Maebara Issei (born April 28, 1834, Hagi, Nagato province, Japan—died Dec. 3, 1876, Hagi) was a Japanese soldier-politician who helped to establish the 1868 Meiji Restoration (which ended the feudal Tokugawa shogunate and reinstated direct rule of the emperor) and who became a major figure in the new government until 1876, when he led a short-lived revolt that cost him his life.
Born into a low-ranking samurai family, Maebara as a young man studied at the Shōka-sonjuku, the private school founded in 1856 by the activist-scholar Yoshida Shōin, who later was executed for plotting against the shogunate. By 1860 Maebara had begun to participate in anti-shogun activities. He joined the 1864 uprising in his native fief of Chōshū and four years later helped lead the Chōshū forces that finally overthrew the shogunate. First appointed governor of Echigo province (now Niigata prefecture), he then became a cabinet councillor and briefly minister of war in the new imperial government.

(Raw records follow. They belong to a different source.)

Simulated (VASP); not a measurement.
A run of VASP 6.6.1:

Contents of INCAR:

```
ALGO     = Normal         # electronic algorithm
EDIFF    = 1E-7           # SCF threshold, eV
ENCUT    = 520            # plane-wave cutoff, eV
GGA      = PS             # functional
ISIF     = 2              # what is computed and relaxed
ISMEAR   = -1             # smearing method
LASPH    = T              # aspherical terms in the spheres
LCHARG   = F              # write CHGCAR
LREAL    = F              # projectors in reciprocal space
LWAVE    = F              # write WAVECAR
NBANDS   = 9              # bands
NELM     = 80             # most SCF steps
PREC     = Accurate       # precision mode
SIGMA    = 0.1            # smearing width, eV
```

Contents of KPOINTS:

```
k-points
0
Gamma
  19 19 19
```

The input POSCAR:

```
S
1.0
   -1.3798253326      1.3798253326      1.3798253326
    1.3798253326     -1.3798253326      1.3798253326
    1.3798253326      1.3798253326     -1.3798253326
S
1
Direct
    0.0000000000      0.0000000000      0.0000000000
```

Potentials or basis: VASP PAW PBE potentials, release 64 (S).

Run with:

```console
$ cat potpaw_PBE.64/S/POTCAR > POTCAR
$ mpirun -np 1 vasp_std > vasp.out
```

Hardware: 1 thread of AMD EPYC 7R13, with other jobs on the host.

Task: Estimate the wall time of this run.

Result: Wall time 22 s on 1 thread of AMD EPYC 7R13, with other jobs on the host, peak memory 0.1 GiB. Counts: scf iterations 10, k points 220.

In 1874 Maebara helped to quell the great rebellion at Saga led by his former associate Etō Shimpei. He opposed some of the government’s policies, however, especially its attempts to replace samurai warriors with a peasant conscript army and its failure to invade Korea. In October 1876 Maebara decided to lead dissident Chōshū samurai against the new regime, stating that he intended to “sweep traitors from the side of the emperor.” His rebellion failed, however, and he was captured and executed.